OUTLOOK: Does the British Bankers Association inhabit a parallel universe? It certainly appears that way when you look at its lending numbers.
Here’s what the BBA’s chief economist says about the latest set: “Mortgage lending has leapt 50 per cent since this time last year, whilst we are now beginning to see growth in net lending to manufacturers and retailers.”
So everything’s rosy in the garden. You want a new home? You got it. Starting off a shop, or a company that makes things? Congratulations, your loan’s been approved. Now go off and get that economy working again!
Well, up to a point. It’s true that mortgage lending is on the up and is indeed at its highest since August 2008. But the BBA should be careful of blowing the industry trumpet here.

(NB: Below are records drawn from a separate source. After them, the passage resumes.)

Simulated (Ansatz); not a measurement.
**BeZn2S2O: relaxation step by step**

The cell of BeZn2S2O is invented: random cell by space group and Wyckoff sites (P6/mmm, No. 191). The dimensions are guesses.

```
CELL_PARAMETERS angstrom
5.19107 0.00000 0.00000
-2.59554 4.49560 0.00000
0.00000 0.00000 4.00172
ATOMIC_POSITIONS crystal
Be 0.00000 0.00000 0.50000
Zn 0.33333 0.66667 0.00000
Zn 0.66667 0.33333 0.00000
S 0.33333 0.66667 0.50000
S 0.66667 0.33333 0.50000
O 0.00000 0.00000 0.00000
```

By historic standards the numbers are still low, and August 2008 was in the middle of the financial crisis when banks weren’t exactly throwing money at homeowners. Look at the net figures, the actual amount of new money on the table for home buying, and a very different picture emerges. It’s barely off the floor at plus £700m having contracted throughout most of 2013.
But what about business loans, there’s surely something to cheer about there, right? Erm, not so much. Lending to manufacturers is picking up, it’s true, but it surely needs to given the length of time it has been contracting. There was also an increase in lending to retailers, but it was tiny. Meanwhile, lending to all other sectors shrank.
Here’s what the BBA said to accompany the figures: “The stock of borrowing by non financial companies was £281bn by the end of 2013 and continued to contract overall in January and February. And again, there are cheap funds sloshing about.
Yes there are tentative signs of improvements, but they’re modest at best. The BBA’s appears to think having some dregs in the bottom of a glass of wine justify its calling that glass half full.
What the British economy needs from an industry which received such a vast amount of taxpayer funded largesse is not talk like this, but action. That still appears to be in short supply.